New Statesman Scotland
"The Scottish Institute for Enterprise" sounds like an entity that should have been devised under Margaret Thatcher and be busy weaning Scots off the subsidy culture. In fact, it is the creation of Tony Blair's ministerial team. Its destiny may be to do little more than issue techno-blather about the internet and the need to commercialise research.
The new quango is sponsored by a grant of £4m. It is meant to create a link, bridge, conduit and pool between the universities of Glasgow, Strathclyde, Edinburgh, Heriot Watt and Dundee. Scotland's other 7f universities are not being allowed to play.

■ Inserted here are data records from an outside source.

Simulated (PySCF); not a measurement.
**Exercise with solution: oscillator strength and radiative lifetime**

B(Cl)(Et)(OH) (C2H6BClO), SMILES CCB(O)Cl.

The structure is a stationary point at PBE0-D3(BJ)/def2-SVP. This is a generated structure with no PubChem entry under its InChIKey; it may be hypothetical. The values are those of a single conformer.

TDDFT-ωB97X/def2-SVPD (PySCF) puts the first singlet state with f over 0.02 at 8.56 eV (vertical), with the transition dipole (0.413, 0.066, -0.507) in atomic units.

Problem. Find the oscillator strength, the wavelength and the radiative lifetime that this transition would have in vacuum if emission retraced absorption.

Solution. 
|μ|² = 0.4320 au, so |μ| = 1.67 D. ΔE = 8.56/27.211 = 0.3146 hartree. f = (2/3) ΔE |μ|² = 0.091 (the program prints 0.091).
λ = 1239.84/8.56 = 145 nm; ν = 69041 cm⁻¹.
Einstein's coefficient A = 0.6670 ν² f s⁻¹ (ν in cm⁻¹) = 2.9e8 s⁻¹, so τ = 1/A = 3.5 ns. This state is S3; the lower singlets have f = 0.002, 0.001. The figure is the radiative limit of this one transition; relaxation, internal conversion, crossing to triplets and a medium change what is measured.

We may be witnessing one of those occasions when a word changes meaning. Scottish Enterprise, the greater public investment agency, is in the subsidy business, with a few add-ons for retraining young people who emerge from Scottish schools barely literate or numerate. Enterprise used to define ventures done outside the aegis of the state, but it now means state emulation of market activity.
The new public agency will "promote the uptake of entrepreneurial education amongst student and staff", and - what a paragon of virtue - "improve the infrastructure and number of technology start-ups in Scotland".
It may be benevolent baloney. Entre-preneurs are traders, inventors and risk-takers. If Scotland wants to nurture these mysterious qualities, it should invite more immigrants. The world of education is far removed from price signals, competition and the vulgar ideas of trade. Adam Smith, patron saint of free markets, would scoff at these cosy follies.
Meanwhile, the Royal Society of Edinburgh is busy announcing that it is no longer going to be the fusty and smug club for Scottish men of science. It is going to perform the same functions as the Scottish Enterprise Institute and smother academics with more talk about the internet and the need to match ideas to money.
The society's new president, Sir William Stewart, was formerly chief scientific advisor to Thatcher and John Major. He can't be faulted on his expertise, but has he ever taken a commercial risk? Has he gambled his home on an idea? We are not told.
This fashion for talking techno-balls under the cosy claim of its being "enterprise" is the doing of Henry McLeish, who criticises Scottish Enterprise for not applying enough Scottish academic excellence to new commercial projects. The capitalists are going to invent a new word to describe what they do. "Enterprise" has been captured by quango-man. Smith's word was "undertaker", but that word has also altered its meaning.